P1, P2, P3, P4 are defined by 3pts for each as all planes 3 points define a plane.
P1 (A, B, H)
P2 (B, C, D)
P3 (D, E, F)
P4 (F, G, H)
The question is : does exist a point P which is on P1, P2, P3 and P4 ?
I think, we have two possibilities to determine it :
1/ Mathematical with a system of equations (each plane is determined by a equation) and its resolution.
2/ MOI (or CAD drawing)
if we do planes P1, P2, P3 and P4 with points A,B,C,D,E,F,G,H with their 3 points, we can do intersections of these 4 planes. If we have only a point... we win and have P !

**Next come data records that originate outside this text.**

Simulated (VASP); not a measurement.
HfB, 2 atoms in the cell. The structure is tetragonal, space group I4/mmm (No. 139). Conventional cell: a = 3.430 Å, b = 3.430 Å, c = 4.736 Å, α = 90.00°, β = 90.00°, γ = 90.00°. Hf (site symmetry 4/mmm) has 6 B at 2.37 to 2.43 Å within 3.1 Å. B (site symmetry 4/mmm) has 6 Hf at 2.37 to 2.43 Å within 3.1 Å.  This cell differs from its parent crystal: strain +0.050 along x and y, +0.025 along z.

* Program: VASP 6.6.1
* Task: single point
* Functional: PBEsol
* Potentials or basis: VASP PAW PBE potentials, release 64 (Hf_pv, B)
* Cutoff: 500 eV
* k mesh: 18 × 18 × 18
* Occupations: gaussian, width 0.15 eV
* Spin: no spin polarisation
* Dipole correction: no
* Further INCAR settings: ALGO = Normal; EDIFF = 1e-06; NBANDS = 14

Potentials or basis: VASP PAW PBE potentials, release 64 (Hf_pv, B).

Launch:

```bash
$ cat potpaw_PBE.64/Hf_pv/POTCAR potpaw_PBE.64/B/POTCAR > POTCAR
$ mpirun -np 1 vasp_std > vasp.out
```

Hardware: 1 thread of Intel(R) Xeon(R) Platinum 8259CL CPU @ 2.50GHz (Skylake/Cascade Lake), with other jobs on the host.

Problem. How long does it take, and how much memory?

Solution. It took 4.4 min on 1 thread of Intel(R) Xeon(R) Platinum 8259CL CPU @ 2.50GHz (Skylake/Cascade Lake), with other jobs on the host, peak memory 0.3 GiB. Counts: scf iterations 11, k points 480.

With your file, the result is a small thetahedron... P does not exist.
You have the original structure Yes!
You fill the hole Yes!
You have only planes Yes!
You have not 4 planes but 8 so better twice! :)
And you have only quads Yes!
And there is an infinity of this solution! Excellent!
Burmann's Triangles wins ! ;) Bermuda Triangle ? :)
Now the best will be a little script or Elephant for automatise the down levels
or maybe a tricky use of existing functions (Loft, Sweep, NetWork...) for have directly plane surfaces from false surfaces! (dream :)
I have seen during this little exercise than NetWork has numerous parameters! (Uniform with number of Points...)
By hands it's 20 seconds for the last 4 top quads ;)
For this : here by hands its nothing for 12 quads but when you have 200-300 it's another story :)
It's true Quads "plane" built by external perimeter!
All blue faces are planar!
Constant angle by row...red faces are not planes! Angle not constant on the red original surface!
Taking the same length for the segment than the red structure...but as the angle is constant by rows... at the end some is missing at the right side! :)
Right side faces are a little deformed but now all yellow volume is quasi wraped!